- Chinese Shanghai Composite Index down by nearly 8% for the day
- Japan’s Nikkei index hit its 5-month low
- Chinese government allows state pension fund to invest in stocks
And the bloodbath continues! After the gruesome selloff last Friday, equities continued to tumble in today’s Asian trading session, prompting risk-off moves in the forex market. Most dollar and yen pairs even gapped down over the weekend, indicating that traders are reacting to the gloom and doom.
AUD/USD is down 81 pips (-1.11%), NZD/USD is down 83 pips (-1.25%), GBP/USD is down 24 pips (+0.15%), but EUR/USD is up 65 pips (+0.56%). So far, the euro seems to be enjoying its rallies against its rivals, as the shared currency has gotten a lot of support from the release of the third bailout package for Greece.
In China, stock indices also opened lower this week, with the Shanghai Composite down by more than 8% in morning trading. Word through the Great Wall is that the Chinese government relaxed its rules when it comes to allowing its main state pension fund invest in the stock market. Their goal was probably to halt the Chinese equity decline but this seems to have caused more panic in the market.

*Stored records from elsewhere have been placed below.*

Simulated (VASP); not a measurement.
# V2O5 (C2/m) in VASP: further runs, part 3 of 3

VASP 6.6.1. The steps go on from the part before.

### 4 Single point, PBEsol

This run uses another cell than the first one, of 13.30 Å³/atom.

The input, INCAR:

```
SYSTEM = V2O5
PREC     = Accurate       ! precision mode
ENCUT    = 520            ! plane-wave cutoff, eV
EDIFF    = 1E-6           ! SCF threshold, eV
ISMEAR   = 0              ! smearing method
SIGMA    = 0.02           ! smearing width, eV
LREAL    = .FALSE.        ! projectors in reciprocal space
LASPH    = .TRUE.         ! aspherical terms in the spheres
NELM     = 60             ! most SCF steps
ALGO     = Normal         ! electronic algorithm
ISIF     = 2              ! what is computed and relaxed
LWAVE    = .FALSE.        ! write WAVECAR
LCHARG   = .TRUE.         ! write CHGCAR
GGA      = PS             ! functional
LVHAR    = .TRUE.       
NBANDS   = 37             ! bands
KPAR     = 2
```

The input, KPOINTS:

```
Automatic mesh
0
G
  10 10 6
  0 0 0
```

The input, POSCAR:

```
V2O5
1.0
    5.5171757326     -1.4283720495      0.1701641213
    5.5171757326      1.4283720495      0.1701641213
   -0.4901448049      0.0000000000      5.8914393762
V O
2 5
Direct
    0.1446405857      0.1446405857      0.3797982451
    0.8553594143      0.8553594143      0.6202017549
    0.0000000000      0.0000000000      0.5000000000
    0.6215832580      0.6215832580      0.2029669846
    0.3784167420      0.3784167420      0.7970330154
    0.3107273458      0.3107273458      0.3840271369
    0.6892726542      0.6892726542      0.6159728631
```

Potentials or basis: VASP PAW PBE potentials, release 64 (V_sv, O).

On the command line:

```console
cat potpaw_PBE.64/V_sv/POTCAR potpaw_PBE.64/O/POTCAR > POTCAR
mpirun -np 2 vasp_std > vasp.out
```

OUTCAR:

Meanwhile, Japan’s Nikkei touched its 5-month low before making a quick bounce, ending a little over 4% down for the day. USD/JPY is down 95 pips (-0.79%) and is testing the support at 121.00, EUR/JPY is down only 32 pips (-0.23%), GBP/JPY is down 192 pips (-1.00%), and AUD/JPY is down 173 pips (-1.93%).
No economic reports were released in the past few hours and none are lined up for the rest of the day. With that, forex junkies could continue to pay close attention to stock price action all over the globe to see if risk aversion is likely to extend its stay in the financial markets.